Canada September CPI - Subdued, pause in BoC core rates downtrend likely to be temporary
September Canadian CPI is weaker than expected overall at 1.6% from 2.0% yr/yr, and subdued on the month, though there has been a lack of further progress on the Bank of Canada’s core rates, largely because year ago data dropping out was also subdued and below where trend then was. This leaves next week’s BoC call a close one, but we feel a 25bps easing is more likely than 50bps.
Overall yr/yr CPI is the slowest since February 2021, and is now below the BoC’s 2.0% target, but the BoC’s core rates remain above, and CPI-Median at 2.3% and CPI-Trim at 2.4% are unchanged from August. The third BoC core rate, CPI-Common, actually edged up to 2.1% from 1.9%. This puts all three above target, but only marginally. Renewed slippage is likely in Q4 with the year ago data due to drop out not as subdued at that seen in September 2023.
On the month the data is clearly subdued, with overall CPI falling by 0.4% unadjusted on energy with ex food and energy CPI falling by 0.1%. Seasonally adjusted CPI was unchanged overall and up by 0.2% ex food and energy. The seasonally adjusted ex food and energy gain follows two straight gains of 0.1% and will not trouble the BoC. Even if the yr/yr core rates are still above 2% Q3 ex food and energy CPI is consistent with underlying trend falling below. Yr/yr ex food and energy CPI, not one of the BoC’s core rates, was unchanged from August at 2.4%.

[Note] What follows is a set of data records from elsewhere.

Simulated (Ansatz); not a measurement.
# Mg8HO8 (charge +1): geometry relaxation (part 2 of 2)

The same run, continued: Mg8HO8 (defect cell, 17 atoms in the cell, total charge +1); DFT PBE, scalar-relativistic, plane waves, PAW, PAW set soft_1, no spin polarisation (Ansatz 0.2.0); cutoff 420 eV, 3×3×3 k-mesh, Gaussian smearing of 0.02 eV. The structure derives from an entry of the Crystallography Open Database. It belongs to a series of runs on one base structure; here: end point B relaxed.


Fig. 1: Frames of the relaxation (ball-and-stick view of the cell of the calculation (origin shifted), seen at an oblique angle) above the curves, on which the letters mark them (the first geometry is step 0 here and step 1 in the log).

The seasonally adjusted monthly changes show a 0.5% fall in transportation on gasoline and a 0.3% fall in clothing and footwear. Recreation, education and reading was the only area of strength with a 0.4% increase. Shelter, which has outperformed in most recent releases was subdued at 0.1%. Shelter remains firm at 5.0% on a yr/yr basis but the latest monthly data suggest that momentum is slowing.